In Walker v. Triborough Bridge and Tunnell Authority et al, 2021 WL 5401483 (S.D.N.Y. Nov. 18, 2021), the court, inter alia, dismissed plaintiff’s claims of race and gender discrimination.
This case nicely illustrates a fundamental premise of anti-discrimination law, namely:
Discrimination has no place in the workplace. Anti-discrimination laws protect employees when they are subjected to disparate treatment, a hostile environment or retaliation at work on the basis of their protected characteristics. But to avail herself of the protection of federal anti-discrimination laws, a plaintiff must plausibly allege that she suffered discrimination because of her protected characteristic(s). Mere recitations of a plaintiff’s membership in a protected class and a litany of incidents of poor treatment, without factual connections between the two, do not pass muster.

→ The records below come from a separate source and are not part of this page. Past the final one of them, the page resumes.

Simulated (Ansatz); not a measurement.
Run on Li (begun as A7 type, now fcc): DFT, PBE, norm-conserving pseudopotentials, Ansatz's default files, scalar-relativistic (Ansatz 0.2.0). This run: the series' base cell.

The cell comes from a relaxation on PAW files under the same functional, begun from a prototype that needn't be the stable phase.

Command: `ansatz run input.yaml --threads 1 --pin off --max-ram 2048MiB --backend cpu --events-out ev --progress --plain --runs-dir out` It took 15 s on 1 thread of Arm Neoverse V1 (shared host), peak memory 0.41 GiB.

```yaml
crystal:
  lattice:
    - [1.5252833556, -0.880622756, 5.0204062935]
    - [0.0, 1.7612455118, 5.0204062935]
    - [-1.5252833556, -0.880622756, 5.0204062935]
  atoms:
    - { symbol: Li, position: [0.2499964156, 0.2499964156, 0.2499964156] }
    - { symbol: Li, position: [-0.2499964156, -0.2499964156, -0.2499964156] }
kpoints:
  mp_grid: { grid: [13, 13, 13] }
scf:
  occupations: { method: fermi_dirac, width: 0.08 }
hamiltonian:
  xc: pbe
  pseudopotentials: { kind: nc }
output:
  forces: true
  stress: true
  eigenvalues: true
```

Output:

The court summarized the relevant law as follows:
To state a hostile work environment claim, a plaintiff must plausibly allege that “the complained conduct: (1) is objectively severe or pervasive—that is, creates an environment that a reasonable person would find hostile or abusive; (2) creates an environment that the plaintiff subjectively perceives as hostile or abusive; and (3) creates such an environment because of the plaintiff’s [protected characteristics].” Robinson v. Harvard Prot. Servs., 495 F. App’x 140, 141 (2d Cir. 2012) (citation omitted).
Section 1983 and Title VII cases are analyzed under the same burden-shifting McDonnell Douglass framework. Naumovski, 934 F.3d at 221 (“[F]or claims arising under [Title VII and Section 1983], the level of severity to demonstrate a hostile work environment is similar.”)
To state a claim under Title VII for a hostile work environment, Plaintiff must allege facts from which the Court can plausibly infer that discrimination is a motivating factor in the mistreatment. See Berrie v. Bd. of Educ. of Port Chester-Rye Union Free Sch. Dist., 750 F. App’x 41, 47 (2d Cir. 2018) (“This mistreatment [in hostile work environment claims] must have occurred because of [the] employee’s protected characteristic, such as race or national origin, although the protected characteristic need not be ‘the only motivating factor.’ ”). But-for causation is required for Section 1983 hostile work environment claims. Naumovski, 934 F.3d at 214 (“[C]ourts must account for a § 1983 plaintiff’s higher burden of producing evidence from which a jury could infer that the individual’s discriminatory intent was a ‘but-for’ cause of the adverse employment action.”).
Applying the law, the court held that plaintiff “has not plausibly alleged that gender or racial animus was a motivating factor behind Defendants’ alleged actions” and, therefore, “although Plaintiff has more than adequately alleged a hostile and abusive work environment, both subjectively and objectively, she failed entirely to allege facts from which the Court can reasonably infer that her race or gender was a motivating factor (let alone the-but for cause) for the mistreatment.”